Is Mary Cheney Trying to Keep Her Pregnancy Private?

December 9th, 2006 7:21 AM

You can sense that when the liberal media covers the pregnancy of Mary Cheney, there’s a glee there, like when they find an evangelical preacher with a crystal meth problem (although it must be said that in their current glee, Mary is the heroine, and again, the religious right is wrong). Some conservatives have argued that Mary Cheney probably just wants her privacy, and it’s the activists who’ve hijacked the story. But do we know that to be true?

The story broke on Wednesday morning in the gossip column of the Washington Post, and gossips Roxanne Roberts and Amy Argetsinger don’t say who told them, but I think it’s fair to bet that Mary Cheney told them. She may have called them up. They might have heard about it, and called her up. But the idea that Mary Cheney doesn’t really want to be a crusader for gay marriage on this story doesn’t match her record of gay-left activism (albeit mixed with her support for the GOP and her terrorist-fighting dad).

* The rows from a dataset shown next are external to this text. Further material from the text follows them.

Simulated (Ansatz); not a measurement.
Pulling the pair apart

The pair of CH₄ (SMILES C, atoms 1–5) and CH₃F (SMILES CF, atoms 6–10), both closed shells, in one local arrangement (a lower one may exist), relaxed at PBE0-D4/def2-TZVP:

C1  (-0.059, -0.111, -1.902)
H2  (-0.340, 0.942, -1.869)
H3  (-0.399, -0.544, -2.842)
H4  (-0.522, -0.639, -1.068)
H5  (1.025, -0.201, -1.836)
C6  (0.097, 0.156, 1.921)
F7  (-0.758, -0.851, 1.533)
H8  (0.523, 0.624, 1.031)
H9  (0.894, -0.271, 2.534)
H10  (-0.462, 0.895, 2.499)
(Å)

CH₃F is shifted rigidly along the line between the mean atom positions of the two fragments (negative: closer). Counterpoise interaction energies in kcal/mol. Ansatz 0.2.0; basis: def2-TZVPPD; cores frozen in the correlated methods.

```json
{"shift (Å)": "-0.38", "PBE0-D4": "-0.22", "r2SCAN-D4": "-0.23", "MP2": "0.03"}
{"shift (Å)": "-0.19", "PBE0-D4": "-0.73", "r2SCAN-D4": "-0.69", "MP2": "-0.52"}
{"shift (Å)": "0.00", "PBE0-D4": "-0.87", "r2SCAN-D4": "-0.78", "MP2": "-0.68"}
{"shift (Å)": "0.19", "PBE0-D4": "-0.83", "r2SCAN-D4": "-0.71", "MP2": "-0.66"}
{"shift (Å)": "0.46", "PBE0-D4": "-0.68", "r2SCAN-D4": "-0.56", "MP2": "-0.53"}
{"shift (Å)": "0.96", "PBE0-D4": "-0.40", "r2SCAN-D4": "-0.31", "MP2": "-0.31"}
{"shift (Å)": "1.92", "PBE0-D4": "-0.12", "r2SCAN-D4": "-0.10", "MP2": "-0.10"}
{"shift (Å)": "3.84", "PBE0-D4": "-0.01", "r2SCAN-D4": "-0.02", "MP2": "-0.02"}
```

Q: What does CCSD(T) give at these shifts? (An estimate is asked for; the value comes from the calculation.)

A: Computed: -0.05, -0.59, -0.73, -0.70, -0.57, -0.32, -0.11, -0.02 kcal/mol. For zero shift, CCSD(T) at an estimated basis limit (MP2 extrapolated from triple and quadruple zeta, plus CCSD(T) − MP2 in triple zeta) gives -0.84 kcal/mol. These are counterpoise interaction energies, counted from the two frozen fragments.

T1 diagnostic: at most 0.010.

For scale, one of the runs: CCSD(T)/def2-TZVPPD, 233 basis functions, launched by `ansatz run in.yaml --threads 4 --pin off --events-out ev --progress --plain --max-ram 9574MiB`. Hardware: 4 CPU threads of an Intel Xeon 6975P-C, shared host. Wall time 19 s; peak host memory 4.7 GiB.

Mary Cheney wrote an entire book about her gay Republican life, played up in May by ABC News (as she has been in the last 24 hours). Jake Tapper’s stories were pretty down the middle, but I had to shake my head at Diane Sawyer’s introduction on Good Morning America: "And now we turn to Mary Cheney, the vice president's openly gay daughter, who is pregnant with her first child. She and her partner Heather are expecting the baby in late spring. And conservative Vice President Cheney and his conservative wife say they are excited about their sixth grandchild, though many of their conservative backers say, 'nope, this crosses a final line.' ABC's Jake Tapper goes inside the divide."’

After the 2000 election, Mary Cheney joined a group called the "Republican Unity Coalition" with former Sen. Alan Simpson to raise a ruckus inside the GOP, to remove all opposition to homosexuality from the platform and make it a political "non-issue." (It could be called the Republican Unaninimity Coalition.) Before that, she was a diversity officer for the Coors brewing company, helping the beer maker to be more supportive of homosexual causes. She wants to be a public activist. You could do this quieter than she's doing it. (Here's how the National Gay and Lesbian Task Force tried to figure out how much they should like her, and gay activists have always felt that Mary Cheney should have opposed her father's re-election to be true to the cause.)

For social conservatives, this story is tough to respond to, since the media love this formulation that the Cheneys are delighted by the birth, and somehow social conservatives have invaded the baby shower and destroyed all the presents. Gay activists love to make their cause always about one sainted set of individuals, victimized by society's discrimination and misunderstanding, and never about an entire societal trend.

I wouldn't want to pass judgment and overgeneralize on whether Cheney and Poe will be crappy mothers (or worse than Britney, which is exactly where your marry-the-gays crowd will gravitate), and I would not want to insist they can't find a man to donate the missing half of the baby equation. But they are implicitly (and the gay left is explicitly) making an anti-discrimination, redefine-marriage argument. To fail to speak up is to consent to the trend.

Bringing up a baby as fatherless on purpose to serve a sexual/political/lifestyle goal is a wee bit self-centered, especially as it’s rolled out by activists as the latest pamphlet/fundraising tool.

These spotlighted women may have the best of intentions and be loving guardians. But once it becomes a crusade for so-called "gay marriage," it stops being about two individuals and starts being about public policy, and the birth announcement goes from private joy to public squabble. If society is faced with the choice of "gay marriage," yea or nay, then it is not just about one set of individuals, but about the generalized public good. Social conservatives should profess that parents with a mother and a father are a better ideal, and they should note that Vice President Cheney’s position on these issues is not consistent with social conservatism.